By Alun Woodward, Online Triathlon Coach,

The topic of strength training in endurance sports is always a controversial one, with some coaches avoiding it at all costs and others praising it as the key to success. ironguides coach Alun “Woody” Woodward explains why and how strength training can be an extremely effective tool for endurance athletes.

The topic of strength training in endurance sports is always a controversial one, with some coaches avoiding it at all costs and others praising it as the key to success. Over the past few years strength training has really started to make a big comeback; almost every magazine dedicated to endurance sports will have a section on strength training. Articles in this section always relay the same message: functional exercises are the only type of strength work that will benefit endurance athletes.

Functional exercises are essentially movements that follow the movement patterns used in sport—they don’t work muscles in isolation. These typical articles predominantly look at exercises that involve the legs such as dead lifts, squats, split squats, one legged squats, and so on.

While these exercises are great, they are also extremely demanding and require a lot of recovery, which can significantly impact our sport-specific work.

This approach, I believe, is looking at strength training in the wrong way. Yes, we need strong legs to perform our sport but we must consider what we, as endurance athletes, need exactly from strength training in order to improve our performance.
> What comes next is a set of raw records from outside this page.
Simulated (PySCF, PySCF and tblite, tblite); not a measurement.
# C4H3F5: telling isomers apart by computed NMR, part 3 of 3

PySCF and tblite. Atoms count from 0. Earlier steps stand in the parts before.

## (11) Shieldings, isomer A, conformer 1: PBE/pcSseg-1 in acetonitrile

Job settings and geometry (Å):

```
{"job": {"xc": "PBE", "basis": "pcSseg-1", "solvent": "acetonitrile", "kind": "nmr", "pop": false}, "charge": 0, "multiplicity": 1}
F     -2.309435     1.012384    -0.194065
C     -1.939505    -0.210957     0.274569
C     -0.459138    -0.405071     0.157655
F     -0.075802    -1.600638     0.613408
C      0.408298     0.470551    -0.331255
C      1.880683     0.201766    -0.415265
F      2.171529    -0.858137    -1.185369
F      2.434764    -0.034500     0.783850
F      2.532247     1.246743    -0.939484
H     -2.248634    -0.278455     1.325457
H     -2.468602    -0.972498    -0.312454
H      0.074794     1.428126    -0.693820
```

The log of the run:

The key things I am looking for when designing a strength program are:

  • Stressing the central nervous system to stimulate hormone release.
  • Improving core strength.
  • Recruiting muscle fibres.

These are the 3 main benefits of a strength program; I will go through each one in this article and show how it will bolster your training.


When we perform strength training with heavy weights that force us to use a large amount of muscle mass and we also add an element of balance to activate our core, then we stress our central nervous system.

The load we have placed on the body is above normal, safe levels and the body does not like this. As a result, it tries to get stronger, which it does by releasing growth hormone and targeting strength in ALL the muscles activated.

This has numerous benefits for an endurance athlete, including that core strength is increased which I will go into more below.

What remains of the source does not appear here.